But very often sense education is most difficult for the adult, just as it is difficult for him to educate his hand when he wishes to become a pianist. It is necessary to begin the education of the senses in the formative period, if we wish to perfect this sense development with the education which is to follow. The education of the senses should be begun methodically in infancy, and should continue during the entire period of instruction which is to prepare the individual for life in society.

Æsthetic and moral education are closely related to this sensory education. Multiply the sensations, and develop the capacity of appreciating fine differences in stimuli, and we refine the sensibility and multiply man's pleasures.

Beauty lies in harmony, not in contrast; and harmony is refinement; therefore, there must be a fineness of the senses if we are to appreciate harmony. The æsthetic harmony of nature is lost upon him who has coarse senses. The world to him is narrow and barren. In life about us, there exist inexhaustible fonts of æsthetic enjoyment, before which men pass as insensible as the brutes seeking their enjoyment in those sensations which are crude and showy, since they are the only ones accessible to them.

Now, from the enjoyment of gross pleasures, vicious habits very often spring. Strong stimuli, indeed, do not render acute, but blunt the senses, so that they require stimuli more and more accentuated and more and more gross.

Onanism, so often found among normal children of the lower classes, alcoholism, fondness for watching sensual acts of adults—these things represent the enjoyment of those unfortunate ones whose intellectual pleasures are few, and whose senses are blunted and dulled. Such pleasures kill the man within the individual, and call to life the beast.

S—Sense, C—Nerve centre, M—Motor.

Indeed from the physiological point of view, the importance of the education of the senses is evident from an observation of the scheme of the diagrammatic arc which represents the functions of the nervous system. The external stimulus acts upon the organ of sense, and the impression is transmitted along the centripetal way to the nerve centre—the corresponding motor impulse is elaborated, and is transmitted along the centrifugal path to the organ of motion, provoking a movement. Although the arc represents diagrammatically the mechanism of reflex spinal actions, it may still be considered as a fundamental key explaining the phenomena of the more complex nervous mechanisms. Man, with the peripheral sensory system, gathers various stimuli from his environment. He puts himself thus in direct communication with his surroundings. The psychic life develops, therefore, in relation to the system of nerve centres; and human activity which is eminently social activity, manifests itself through acts of the individual—manual work, writing, spoken language, etc.—by means of the psychomotor organs.

Education should guide and perfect the development of the three periods, the two peripheral and the central; or, better still, since the process fundamentally reduces itself to the nerve centres, education should give to psychosensory exercises the same importance which it gives to psychomotor exercises.
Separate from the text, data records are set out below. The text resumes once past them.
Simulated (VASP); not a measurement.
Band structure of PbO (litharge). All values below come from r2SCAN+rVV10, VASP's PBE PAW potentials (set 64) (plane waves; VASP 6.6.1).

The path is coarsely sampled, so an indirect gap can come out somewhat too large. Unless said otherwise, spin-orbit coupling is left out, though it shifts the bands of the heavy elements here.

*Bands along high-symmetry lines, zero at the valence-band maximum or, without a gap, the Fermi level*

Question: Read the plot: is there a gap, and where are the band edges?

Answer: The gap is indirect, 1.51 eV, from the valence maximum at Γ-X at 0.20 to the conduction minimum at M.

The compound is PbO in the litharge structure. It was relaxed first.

Otherwise, we isolate man from his environment. Indeed, when with intellectual culture we believe ourselves to have completed education, we have but made thinkers, whose tendency will be to live without the world. We have not made practical men. If, on the other hand, wishing through education to prepare for practical life; we limit ourselves to exercising the psychomotor phase, we lose sight of the chief end of education, which is to put man in direct communication with the external world.